Urban Institute academic research to analyse climate action in smaller cities

An Urban Institute academic is to lead a major new research project which will analyse actions taken by smaller cities around the world to combat climate change.

A small Asian cityscape

The population of the world is expected to reach 9.8 billion in 2050. Most of this population growth will happen in small and medium-sized cities. Due to this rapid urbanisation, the majority of emissions in the next century will be emitted by infrastructures that are yet to be built.

Research on climate action often highlights initiatives in major cities, but lowering carbon emissions will depend on actions carried out in smaller, ordinary cities that currently sit outside the global networks of climate innovation.


Attaining low carbon cities depends precisely on ordinary actions, the kind of small shifts in everyday life whereby citizens themselves become the agents of change.

Professor Vanesa Castan Broto

Professorial Fellow


The five-year Low Carbon Action in Ordinary Cities (LO-ACT) project, led by Professor Vanesa Castán Broto, is the first large-scale study of low carbon actions in smaller cities in Africa, South Asia and Southeast Asia and is funded by a €1.4m starting grant from the European Research Council.

Her research team will analyse local actions resulting from changes in global environmental politics over the past 30 years, examine climate innovation in context, and help produce the means to bridge the gap between global concerns and local possibilities for action.

Professor Castan Broto said: “The majority of urban growth in the next decades will take place in cities under 1 million inhabitants in areas of Africa, South Asia and Southeast Asia. These kind of cities never feature in scholarly work on climate change governance.

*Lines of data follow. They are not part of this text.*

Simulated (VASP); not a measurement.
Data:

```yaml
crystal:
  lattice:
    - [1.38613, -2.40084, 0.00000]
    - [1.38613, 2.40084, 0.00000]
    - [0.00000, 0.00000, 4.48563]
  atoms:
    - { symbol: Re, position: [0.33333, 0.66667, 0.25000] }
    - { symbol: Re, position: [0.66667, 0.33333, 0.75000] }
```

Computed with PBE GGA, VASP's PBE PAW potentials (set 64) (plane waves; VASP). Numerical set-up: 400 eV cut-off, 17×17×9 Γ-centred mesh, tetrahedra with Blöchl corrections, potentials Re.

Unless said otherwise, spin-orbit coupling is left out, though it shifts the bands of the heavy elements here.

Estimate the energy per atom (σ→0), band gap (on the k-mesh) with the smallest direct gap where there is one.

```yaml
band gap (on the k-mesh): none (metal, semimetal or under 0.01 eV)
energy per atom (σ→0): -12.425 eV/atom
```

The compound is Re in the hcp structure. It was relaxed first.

"Moreover, urbanisation takes place in subserviced areas and it is associated with a rise in inequality. Low carbon action in these cities must address the infrastructure deficits in informal settlements and deliver alternative models of urbanism that address the needs of the urban poor.

“Attaining low carbon cities depends precisely on ordinary actions, the kind of small shifts in everyday life whereby citizens themselves become the agents of change. These ‘ordinary contexts of action’ are crucial to deliver the kind of large-scale, transformative innovation that is needed to build low carbon cities.”